The Simple Pendulum

After dinner, the weather being warm, we went into the garden, & drank thea under the shade of some apple trees […] he told me, he was just in the same situation, as when formerly, the notion of gravitation came into his mind. Why should that apple always descend perpendicularly to the ground, thought he to himself: occasion’d by the fall of an apple, as he sat in a contemplative mood.”
William Stukeley, Memoirs of Sir Isaac Newton’s Life (1752),
Royal Society MS/142

The story goes, as far as popular culture is concerned, that Sir Isaac Newton got his inspiration for his theory of gravity when an apple fell on his head, as he was gazing at nature under an apple tree.

But there is a catch: in the accounts reported by Newton himself and relayed by some of his acquaintances, the apple fell, but not on his head . A detail you might say, and you’d be right! But that’s not the catch!

Although it is likely that an anecdote involving an apple did happen, as often told by the protagonist himself, it is extremely unlikely that an “Eureka” moment is enough for anyone, not even for the Greatest Scientific Mind of all times, to come up with the fundamentals of science.

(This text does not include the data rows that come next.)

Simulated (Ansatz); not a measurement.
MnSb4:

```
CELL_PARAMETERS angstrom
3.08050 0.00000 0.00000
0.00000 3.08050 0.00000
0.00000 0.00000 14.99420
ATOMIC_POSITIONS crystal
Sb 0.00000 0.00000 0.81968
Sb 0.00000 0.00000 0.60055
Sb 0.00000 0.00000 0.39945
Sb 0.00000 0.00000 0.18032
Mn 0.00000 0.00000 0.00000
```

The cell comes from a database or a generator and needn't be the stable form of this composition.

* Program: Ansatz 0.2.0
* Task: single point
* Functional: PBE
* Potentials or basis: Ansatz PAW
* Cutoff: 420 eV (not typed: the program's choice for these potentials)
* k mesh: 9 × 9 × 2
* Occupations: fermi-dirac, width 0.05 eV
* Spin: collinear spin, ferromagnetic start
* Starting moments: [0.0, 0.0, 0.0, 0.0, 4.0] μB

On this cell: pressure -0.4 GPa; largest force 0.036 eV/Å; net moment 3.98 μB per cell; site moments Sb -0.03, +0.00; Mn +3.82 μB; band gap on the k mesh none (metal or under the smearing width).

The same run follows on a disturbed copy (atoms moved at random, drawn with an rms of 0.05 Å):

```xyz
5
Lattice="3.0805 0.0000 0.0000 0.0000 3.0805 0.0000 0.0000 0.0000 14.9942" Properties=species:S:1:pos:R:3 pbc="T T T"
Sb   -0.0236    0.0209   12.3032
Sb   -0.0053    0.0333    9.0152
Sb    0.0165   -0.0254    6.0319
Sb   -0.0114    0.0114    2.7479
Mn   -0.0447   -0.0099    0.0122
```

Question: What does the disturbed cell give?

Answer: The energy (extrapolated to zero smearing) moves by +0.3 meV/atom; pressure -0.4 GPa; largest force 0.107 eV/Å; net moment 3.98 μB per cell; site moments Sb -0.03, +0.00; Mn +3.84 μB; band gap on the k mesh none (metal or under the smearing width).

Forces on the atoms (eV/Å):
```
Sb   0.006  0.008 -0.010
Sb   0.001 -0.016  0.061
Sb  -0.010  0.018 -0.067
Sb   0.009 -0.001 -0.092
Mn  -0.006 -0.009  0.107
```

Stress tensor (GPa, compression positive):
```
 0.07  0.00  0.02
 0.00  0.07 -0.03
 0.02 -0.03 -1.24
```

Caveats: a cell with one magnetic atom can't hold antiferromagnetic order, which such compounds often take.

Maybe he found the apple example simple and appealing, maybe the anecdote amusing to tell. But one thing is true: Science is never made of single observations of anything. Newton must have spent hours, days, even years, observing falling objects over and over again. Taking precise measurements. Making calculations. Inventing a whole new field of mathematics.

Now here’s another detail that won’t cross many people’s minds: a falling object falls once. And quick. And then you have to pick it up. 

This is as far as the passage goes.